The AFSPA is a temporary statute applicable only to a disturbed area, is time bound and does not carry an irrevocable inbuilt immunity that is not challengeable; it is subject to the full scrutiny of the judiciary. There is no evidence to substantiate the charge of systemic abuse.

Post the recent killing of 14 civilians in Nagaland’s Mon district in an Indian Army operation gone awry, the demand to repeal the Armed Forces Special Powers Act (AFSPA) has gained more traction. On 17 December, hundreds of people gathered in Kohima to stage a protest for withdrawal of this “dark” law.

Epithets like “draconian” and “licence to kill” have been used to demonise the AFSPA. But how valid are these damning charges? Does the AFSPA really need to be scrapped?

The Armed Forces Special Powers Act was enacted by Parliament of India on 11 September 1958 (Act 28 of 1958) in response to the escalating public violence in Nagaland.

The intention of the Act was “to enable certain special powers to be conferred upon members of the armed forces in disturbed areas” in order to facilitate their task of maintaining law and order.

Over the years this Act has been challenged, re-examined and appropriately clarified by the judiciary—an exercise that attests to the transparency, strength and sensitivity of Indian democracy.

The first caveat to understand about the AFSPA is that it is applicable only in areas designated as “disturbed” as defined in Clause 3 of the Act.

Currently, the Act is in force in Nagaland, Assam, Manipur—excluding the Imphal Municipal Council Area—parts of Arunachal Pradesh and Jammu &Kashmir. It cannot be anybody’s argument that these areas are not troubled or “disturbed”.

Additionally, in the Naga People’s Movement of Human Rights v. Union of India, (AIR 1998.SC 431) the Courts emphasized the ad hoc nature of the Act stating that the declaration (of a disturbed area) cannot be open ended; it must be bound by a time frame subject to periodic review.

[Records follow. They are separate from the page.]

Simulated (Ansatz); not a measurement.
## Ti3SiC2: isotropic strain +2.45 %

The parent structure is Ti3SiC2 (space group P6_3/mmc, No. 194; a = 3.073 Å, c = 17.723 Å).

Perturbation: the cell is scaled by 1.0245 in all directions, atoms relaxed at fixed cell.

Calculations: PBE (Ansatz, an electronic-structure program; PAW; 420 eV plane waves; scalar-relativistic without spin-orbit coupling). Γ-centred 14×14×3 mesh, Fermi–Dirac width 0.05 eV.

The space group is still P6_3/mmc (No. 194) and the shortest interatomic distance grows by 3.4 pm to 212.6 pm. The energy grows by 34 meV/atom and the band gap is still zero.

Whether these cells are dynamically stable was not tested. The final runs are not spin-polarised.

The most controversial aspect of the AFSPA concerns the special powers conferred on the Armed Forces and the supposed immunity provided to those acting under this law.

Clause 4 (a) states: “Any commissioned officer, warrant officer, non-commissioned officer or any other person of equivalent rank in the armed forces may, in a disturbed area,―if he is of opinion that it is necessary so to do for the maintenance of public order, after giving such due warning as he may consider necessary, fire upon or otherwise use force, even to the causing of death….”

And Clause 6 avers: “No prosecution, suit or other legal proceeding shall be instituted, except with the previous sanction of the Central government, against any person in respect of anything done or purported to be done in exercise of the powers conferred by this Act.”

The notion that the AFSPA is an unrestricted licence to kill and that Army personnel have blanket immunity is erroneous. The original Act itself clearly states that persons acting under the Act can be subject to scrutiny with previous “sanction of the Central Government”.

Accordingly, in the case of Naga People’s Movement of Human Rights v Union of India a five-judge Constitution Bench unanimously upheld the law but expressly clarified: A complaint containing an allegation about misuse or abuse of the powers conferred under the Central Act shall be thoroughly inquired into and, if on enquiry it is found that the allegations are correct, …. the necessary sanction for institution of prosecution and/or a suit or other proceeding should be granted under Section 6 of the Central Act.”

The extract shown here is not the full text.